# Binary sentiment classification with BERT uncased model
For this project, I'm going to fine-tune [a pretrained BERT uncased model](https://huggingface.co/bert-base-uncased) shared on the Hugging Face Hub with [IMDB movie reviews data](https://huggingface.co/datasets/imdb) and use the fine-tuned mdoel to classify the sentiment of movie reviews.

Most of the functions used come from **Hugging Face's Transformers library**, and the deep learning framework used is **PyTorch**.

## 1. Download the IMDB movie reviews dataset and process the data

### 1.1 Download the dataset from the Hugging Face Hub
Downloading a dataset shared on the Hub is made very simple with the `Datasets` library, which downloads and caches the dataset.

In [None]:
# Download the IMDB dataset with load_dataset()
from datasets import load_dataset, Dataset, DatasetDict

raw_datasets = load_dataset('imdb')

IMDB dataset has **three splits**: train, test, and unsupervised. For this project, I will only need train and test splits.

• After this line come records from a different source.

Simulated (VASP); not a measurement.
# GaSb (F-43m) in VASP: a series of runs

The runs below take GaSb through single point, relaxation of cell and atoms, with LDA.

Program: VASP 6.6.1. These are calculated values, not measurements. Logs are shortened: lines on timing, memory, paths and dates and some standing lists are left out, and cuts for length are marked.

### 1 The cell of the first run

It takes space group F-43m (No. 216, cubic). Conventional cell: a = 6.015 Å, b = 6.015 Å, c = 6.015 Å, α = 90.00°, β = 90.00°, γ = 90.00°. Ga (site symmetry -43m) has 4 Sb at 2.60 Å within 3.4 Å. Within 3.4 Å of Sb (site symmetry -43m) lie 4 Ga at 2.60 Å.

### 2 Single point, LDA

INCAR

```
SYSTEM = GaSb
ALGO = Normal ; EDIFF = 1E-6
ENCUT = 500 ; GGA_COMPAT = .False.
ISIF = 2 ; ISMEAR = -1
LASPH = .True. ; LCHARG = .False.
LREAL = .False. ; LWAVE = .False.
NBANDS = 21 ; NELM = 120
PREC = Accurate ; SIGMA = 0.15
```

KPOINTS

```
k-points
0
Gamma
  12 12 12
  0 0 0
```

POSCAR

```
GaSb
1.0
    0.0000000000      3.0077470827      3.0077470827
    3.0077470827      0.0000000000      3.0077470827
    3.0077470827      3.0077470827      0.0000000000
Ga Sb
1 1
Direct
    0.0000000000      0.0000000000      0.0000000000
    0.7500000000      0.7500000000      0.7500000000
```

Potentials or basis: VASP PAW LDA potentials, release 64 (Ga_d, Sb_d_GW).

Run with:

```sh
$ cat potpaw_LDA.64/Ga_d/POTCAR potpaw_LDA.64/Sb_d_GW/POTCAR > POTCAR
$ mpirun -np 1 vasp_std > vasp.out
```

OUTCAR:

Each split has **two fields**, text and label:
- Text contains movie reviews
- Label is a binary value with 0 indicating negative review and 1 indicating positive reivew.

In [None]:
# IMDB dataset has 3 splits: train, test, unsupervised
# Each split only has two fields
# For this project, I only need train and test
raw_datasets

DatasetDict({
    train: Dataset({
        features: ['text', 'label'],
        num_rows: 25000
    })
    test: Dataset({
        features: ['text', 'label'],
        num_rows: 25000
    })
    unsupervised: Dataset({
        features: ['text', 'label'],
        num_rows: 50000
    })
})

In [None]:
# Keep 1000 records from the unsupervised dataset
# Use the fine-tuned model to classify the sentiment of these reviews later
# Randomly select 1000 records
import random
random.seed(42)
random_1000 = [random.randint(0, 49999) for _ in range(1000)]
unsupervised_reviews = Dataset.from_dict(raw_datasets['unsupervised'][random_1000])

In [None]:
# Keep only 500 records in training and testing datasets to make training and evaluating faster
# Randomly select 500 records
random.seed(42)
random_500 = [random.randint(0, 24999) for _ in range(500)]
train_dataset = Dataset.from_dict(raw_datasets['train'][random_500])
test_dataset = Dataset.from_dict(raw_datasets['test'][random_500])
raw_datasets = DatasetDict({"train": train_dataset, "test": test_dataset})

In [None]:
# Examine raw_datasets to ensure data has been properly sliced
raw_datasets

DatasetDict({
    train: Dataset({
        features: ['text', 'label'],
        num_rows: 500
    })
    test: Dataset({
        features: ['text', 'label'],
        num_rows: 500
    })
})

In [None]:
# Check what the data looks like
raw_datasets['train'][0]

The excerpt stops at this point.